Memorably, the lawyers were at the forefront of the battle against the first-ever impeachment of a Chief Justice in Sri Lanka. Though they lost that battle in 2013, it marked the beginning of the end of the Mahinda Rajapaksa administration which was ousted a little over a year later.
In 2018, during the constitutional coup precipitated by then-President Maithripala Sirisena by sacking Premier Ranil Wickremesinghe, it was the legal battle fought and won inside the Supreme Court and the Court of Appeal that saved the day for democracy.
Several lawyers at the forefront of that battle, including Hejaaz Hizbullah, paid a heavy price for that victory. Hizbullah was incarcerated for nearly two years under fabricated terrorism charges for his role in defeating the 2018 coup, while others had to flee the country in fear of their lives.

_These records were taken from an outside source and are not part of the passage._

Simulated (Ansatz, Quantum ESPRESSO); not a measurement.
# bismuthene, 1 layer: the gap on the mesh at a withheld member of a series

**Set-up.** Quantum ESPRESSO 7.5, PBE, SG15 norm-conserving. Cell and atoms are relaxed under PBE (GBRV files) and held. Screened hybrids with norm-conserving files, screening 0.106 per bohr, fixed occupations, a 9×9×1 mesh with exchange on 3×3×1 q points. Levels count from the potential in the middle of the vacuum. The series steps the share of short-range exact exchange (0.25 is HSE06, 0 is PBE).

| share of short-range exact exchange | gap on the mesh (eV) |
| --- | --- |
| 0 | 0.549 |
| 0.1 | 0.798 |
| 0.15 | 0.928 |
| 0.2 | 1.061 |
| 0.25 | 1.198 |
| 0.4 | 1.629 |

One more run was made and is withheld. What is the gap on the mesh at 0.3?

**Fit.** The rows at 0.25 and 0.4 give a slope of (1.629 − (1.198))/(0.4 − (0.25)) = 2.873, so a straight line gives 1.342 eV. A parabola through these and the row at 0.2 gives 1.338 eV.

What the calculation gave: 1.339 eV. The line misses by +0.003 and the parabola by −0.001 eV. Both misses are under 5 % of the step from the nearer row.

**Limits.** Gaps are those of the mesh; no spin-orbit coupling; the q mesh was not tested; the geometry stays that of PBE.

One of the most important turning points in the short-lived Gotabaya Rajapaksa Presidency was the election of Saliya Peiris as BASL President in a landslide in 2021. This was significant since his opponent was seen as the establishment candidate backed by the Rajapaksa administration. Peiris, a former member of the Human Rights Commission and first Chairman of the Office on Missing Persons, reinvigorated the Bar Association and ensured that the legal community took a stand for democratic norms and rule of law.
Under Peiris’ leadership, the Bar Association played a pivotal role during the four months of the Aragalaya, standing between peaceful protestors calling for President Gotabaya Rajapaksa’s ouster and the regime’s attempts to clampdown on the demonstrations.
An iconic moment of the struggle was when over 300 lawyers appeared on behalf of 53 people who were arrested near President Gotabaya Rajapaksa’s Mirihana private residence in March. That show of force ensured that except for six, all others were granted bail. The BASL was also vocal after the 9 May violence and the protests that culminated on 9 July with the resignation of President Rajapaksa.
It is precisely that recent activism by the BASL that makes its silence in the face of a vicious crackdown on leaders of the protest movement by the Ranil Wickremesinghe administration so damning. In the past 24 hours, Sasindu Sahan Tharaka and Piyath Nikeshala – two youth activists involved in the public mobilisations were arrested. Sparking widespread outrage, IUSF national organiser Mangala Maddumage was abducted near the public library Colombo by a group of persons travelling in a three-wheeler.
The Colombo Crimes Division subsequently admitted to arresting Maddumage, but the manner of his arrest was a gross violation of due process. More than 40 activists, union leaders and protestors have been victimised by Wickremesinghe’s witch-hunt since he took over as Acting President on 15 July. The arrests are blatantly arbitrary. The state of emergency has been used to suppress dissent and dissuade public demonstrations. Dead bodies, limbs bound are washing ashore in the heart of the capital, evoking sinister memories from a campaign of State terror decades ago, when corpses floated in the Kelani and other major rivers across the country. There is no denying the chilling effect corpses washing ashore will have on freedom of assembly and the future of protest in the island. And through all this still, a deafening silence from the Bar Association.
In its absence, a group of senior lawyers signed a declaration pledging to represent protestors against the Government’s witch-hunt. While the critical intervention by the senior counsel provides heart and hope, it is mysterious that a similar intervention has not emanated from the BASL, raising questions about whether the association has been cowed or coerced into silence. If ever the legal fraternity needed to rise up and speak in unison, that moment is now.